Former President Suharto is ill.
December 16, 2001 2:41 PM   Subscribe

Former President Suharto is ill. This story is being carried on CNN and the BBC, but good luck trying to find any references to genocide or 200'000 dead. MSNBC buries this fact in a flash animation. Remember, according to Western media, not all genocide is bad.
posted by bobo123 (6 comments total)
 
Suharto was a ruthless dictator, a grand larcenist and a mass killer with as many victims as Cambodia's Pol Pot.

And that about sums it up. A period of history that nearly everyone seems more than a little anxious to forget.
posted by lucien at 6:45 PM on December 16, 2001


Hey now, Suharto's #1 on my Stiffs.com dead pool list for next year. Let's not be giving away any late-breaking news!
posted by mr_crash_davis at 6:57 PM on December 16, 2001


Edward Herman (author of the last document linked) has a history himself of
claiming that not all genocide is bad. Or at least, that it's not genocide when someone on his end of the political spectrum commits it.
posted by gimonca at 8:01 PM on December 16, 2001


The problem with assigning blame for E. Timor in an Indonesian context is that the brunt of the blame most likely falls on persons like Ali Murtopo and Gen. Benny Moerdani. But--if you represent yourself as a critic of that faction, you align yourself with their political opponents, some of whom tend toward Islamic fundamentalism. Yet, those same Islamic pols would have good reason to complain about the tens of thousands of Muslims who have had to leave Timor under duress in the last two years, a refugee exodus that has gone pretty much unreported in the Western media. It's a situation too complex for persons who have to pigeonhole everything on a political-correctness scale.

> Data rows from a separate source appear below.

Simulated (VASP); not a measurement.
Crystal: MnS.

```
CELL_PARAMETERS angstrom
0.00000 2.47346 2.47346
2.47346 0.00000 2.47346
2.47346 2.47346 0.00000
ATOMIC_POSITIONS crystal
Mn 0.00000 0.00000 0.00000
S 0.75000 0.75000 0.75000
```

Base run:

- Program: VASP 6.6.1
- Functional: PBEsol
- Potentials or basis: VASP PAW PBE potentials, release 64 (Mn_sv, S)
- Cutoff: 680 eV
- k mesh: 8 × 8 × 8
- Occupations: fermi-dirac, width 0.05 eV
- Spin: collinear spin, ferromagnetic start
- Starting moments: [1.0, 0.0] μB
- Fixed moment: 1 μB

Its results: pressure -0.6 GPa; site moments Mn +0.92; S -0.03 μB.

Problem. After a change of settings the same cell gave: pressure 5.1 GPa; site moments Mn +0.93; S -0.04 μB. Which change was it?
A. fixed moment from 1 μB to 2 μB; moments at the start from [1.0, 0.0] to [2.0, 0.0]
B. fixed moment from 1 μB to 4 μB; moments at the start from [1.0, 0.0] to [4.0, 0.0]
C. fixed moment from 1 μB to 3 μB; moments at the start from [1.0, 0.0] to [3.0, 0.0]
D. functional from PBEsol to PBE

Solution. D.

The Suharto who one ought to worry about is Tommy Suharto. That man is an actual menace, right now, even in custody. Let's just hope he doesn't mysteriously walk out of jail, like tycoon Eddy Tansil did a few years ago.


posted by gimonca at 8:12 PM on December 16, 2001


Thanks for the comments, gimonca, especially about the Timor situation. I have to say, though, the (undergraduate) thesis you linked to doesn't really seem to support your claim about Herman--or if it does I couldn't find it--though it clearly has a ax of its own to grind about Cambodia.
posted by rodii at 9:07 PM on December 16, 2001


where-ever the brunt of the blame may lie, there is no question that the terrible suffering of the east timorese could have been averted by interventions by the countries supporting indonesia. australia, the uk and the us can be held responsible for their willful ignorance of the situation.

i have spent time with east timorese, a very forgiving people, IMO, would i could muster the level of compassion they seem able to attain.
if i had seen harrier jump jets used by the government to massacre my friends and family as they went about their daily business in their village, undefended and un-armed, i wonder how i would cope?
the western governments still continue to exascerbate the situation (via the UN) by not offering any real protection to the people of east timor, to whom they have promised it.

The UN contributed to this downward spiral by failing to stop the violence in East Timor. It seemed reasonable for the East Timorese to expect that the thousands of white observers who had crowded out the hotels and jammed the flights to Dili would ensure their peaceful transition to independence. But, once they had raised the hope of the locals for peace, the UN seemed to be like children who block their ears so as not to hear bad news. The violence continued unabated. There were also reliable indications that the announcement of a pro-independence vote would unleash militia rage (see box). But still the UN insisted on holding the referendum thinking it could face the consequences with its meagre contingent of unarmed personnel.

Who benefits from this waste of resources?

gimonca - where, exactly, does edward herman 'claim that not all genocide is bad'?

From the linked article:

STAV......While they expressed unreserved support for the Khmer revolution, fully twenty percent of the Cambodian population may have perished due to execution, forced labor, illness, and malnutrition during the period 1975-1979.